Access to meaning: The anatomy of the language/learning connection

Pages 369-388 | Published online: 14 Sep 2010
 

Abstract

In this Part II the author examines the most common assumptions about second language acquisition by means of the anatomical model created in Part I. The examination includes a review of the most widely‐used second language acquisition methods, and shows how they owe their basic assumptions to those embodied in the Direct Method — a century‐old approach to teaching second languages.

The two most basic assumptions — that people acquire a second language in the same manner as they acquired their first; and that the most appropriate language of instruction is L2 — are shown to be inconsistent with the views of Cummins, Vygotsky, Piaget and Chomsky. Furthermore, when these assumptions are subjected to analysis with the anatomical model they are found potentially to retard and/or delimit both the development of second language proficiency and the learning process of the typical student.

The analyses that the model permits provide many clearer explanations for the empirical results generally experienced by students who receive second language instruction through the methods in most common use. Based upon the model, and the resulting analyses, the author outlines some of the principal characteristics that a more effective second language acquisition approach would incorporate. These characteristics appear to be quite consistent with the principles of bilingual instruction.

Notes

The ideas and analyses that are contained in this article are excerpted from a book that is currently in preparation. That book, Quantum Learning, proposes a new theory of learning, and shows how that theory applies to learning in general, and to language acquisition in particular.

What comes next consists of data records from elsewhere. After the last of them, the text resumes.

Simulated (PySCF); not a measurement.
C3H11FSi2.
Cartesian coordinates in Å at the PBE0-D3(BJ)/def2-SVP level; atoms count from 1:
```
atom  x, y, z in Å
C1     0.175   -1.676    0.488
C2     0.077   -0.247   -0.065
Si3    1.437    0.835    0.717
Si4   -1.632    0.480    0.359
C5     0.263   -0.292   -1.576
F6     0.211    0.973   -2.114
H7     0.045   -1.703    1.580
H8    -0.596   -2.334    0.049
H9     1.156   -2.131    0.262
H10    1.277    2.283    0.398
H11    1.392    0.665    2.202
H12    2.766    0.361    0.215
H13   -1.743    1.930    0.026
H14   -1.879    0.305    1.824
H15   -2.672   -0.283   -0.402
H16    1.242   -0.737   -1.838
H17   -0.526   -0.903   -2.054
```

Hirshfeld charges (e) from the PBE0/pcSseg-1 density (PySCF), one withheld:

This article demonstrates how certain basic concepts in the fields of language acquisition, learning and language proficiency may be usefully related as a means for better understanding both the learning process and the nature of language acquisition.

Because these relationships stand on their own, without reference to Quantum Learning, and because there is much current debate on the issues of second language acquisition, the author believes that these findings may represent a useful contribution to that debate.